THE VIRGINIAN-PILOT

                         THE VIRGINIAN-PILOT
                 Copyright (c) 1994, Landmark Communications, Inc.

DATE: SATURDAY, June 18, 1994                    TAG: 9406180004 
SECTION: FRONT                     PAGE: A13    EDITION: FINAL  
SOURCE: George Hebert 
DATELINE: 940618                                 LENGTH: Medium 

ON JACKS-OF-ALL-TRADES AND HEROES\

{LEAD} When fathers are mentioned, as happens a lot every June, my thoughts often translate into a list - a remarkable list of the things my own father could do.

Moreover, the list grows as the passing years sharpen distant memory.

{REST} To plunge right in: My father could ride a motorcycle and hunted and fished and swam well, dating back to his teens. He had an awesome memory for numbers, developed in a job as car-checker for a railroad; he could ride horses (Army quartermaster remount, World War I) and row a boat. He could ice-skate and he played a good, consistent game of golf.

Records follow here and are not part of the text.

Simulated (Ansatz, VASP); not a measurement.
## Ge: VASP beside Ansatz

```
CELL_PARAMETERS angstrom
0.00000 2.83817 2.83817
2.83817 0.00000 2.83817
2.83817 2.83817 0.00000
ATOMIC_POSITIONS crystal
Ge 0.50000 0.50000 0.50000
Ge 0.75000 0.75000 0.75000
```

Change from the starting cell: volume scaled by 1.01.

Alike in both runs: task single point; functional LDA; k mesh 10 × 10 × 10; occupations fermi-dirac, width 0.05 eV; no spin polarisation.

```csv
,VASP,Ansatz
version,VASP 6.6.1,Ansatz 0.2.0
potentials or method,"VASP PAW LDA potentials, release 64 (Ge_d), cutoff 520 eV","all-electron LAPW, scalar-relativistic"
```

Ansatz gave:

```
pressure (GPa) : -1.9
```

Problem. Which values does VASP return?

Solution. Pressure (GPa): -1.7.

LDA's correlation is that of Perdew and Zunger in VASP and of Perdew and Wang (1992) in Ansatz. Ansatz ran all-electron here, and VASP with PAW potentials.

A machinist and sometime electrician by trade, he could also tear down car engines; fix clothes-washers, steam irons, plumbing and toasters; repair gun mechanisms, and cast and paint lead soldiers. He could weld and solder and make almost anything he pleased out of metal. He built a mini steam engine that ran like all get out.

He once raised pigeons (letting me think the project was mine) and another time put together a multi-coop system for growing broiler chickens (got some to market, too). His woodworking projects were endless: utility structures; a chess set (the pawns looked like little infantrymen); inlay work with all kinds of materials, including ebony and rosewood; gunstocks which he carved to order; a pair of purplewood drumsticks that he made for me during my Scout drum-and-bugle-corps phase.

He could play the pear mandolin we had around the house, and I can still hear the tinkle of ``Over the Waves.'' Pop actually made a guitar from scratch and learned to play it a little before giving it away to somebody who already knew how.

He constructed molds, collected cinders and, with cement and family assistance, cast enough cinder blocks (Pepsi bottles were used to make the holes) to build a garage. He converted several rotary lawn-mowers to gasoline.

Nor was recreation neglected. He built a family-size canoe of cheesebox strips and canvas; he made bows of lemonwood and arrows expertly fletched and tipped with old 30-30 rifle bullets. He devised a crow call with a better sound than the manufactured kind.

He could paint pictures, on card-table tops or anywhere. He thought that writing fiction would be the living end and clattered away on an old Underwood for long spells. He took mail courses in newspaper writing, commercial art, accounting and even tried cartooning. He could do most kinds of arithmetic in his head and his penmanship was like a professional calligrapher's.

At times he was a gardener, a tailor (making coats for us kids once), a kite-maker (a marvelous box-kite on one occasion), a tanner and taxidermist.

All this, plus raising a family of four children (a fifth died), was crammed into 79 years that spanned five wars and wrestled through the Great Depression.

Though he lived into the couch-potato age, he remained an old-fashioned doer. He used to deprecate his versatility with the saying about the Jack-of-all-trades who was master of none. My verdict is that he mastered more than he didn't.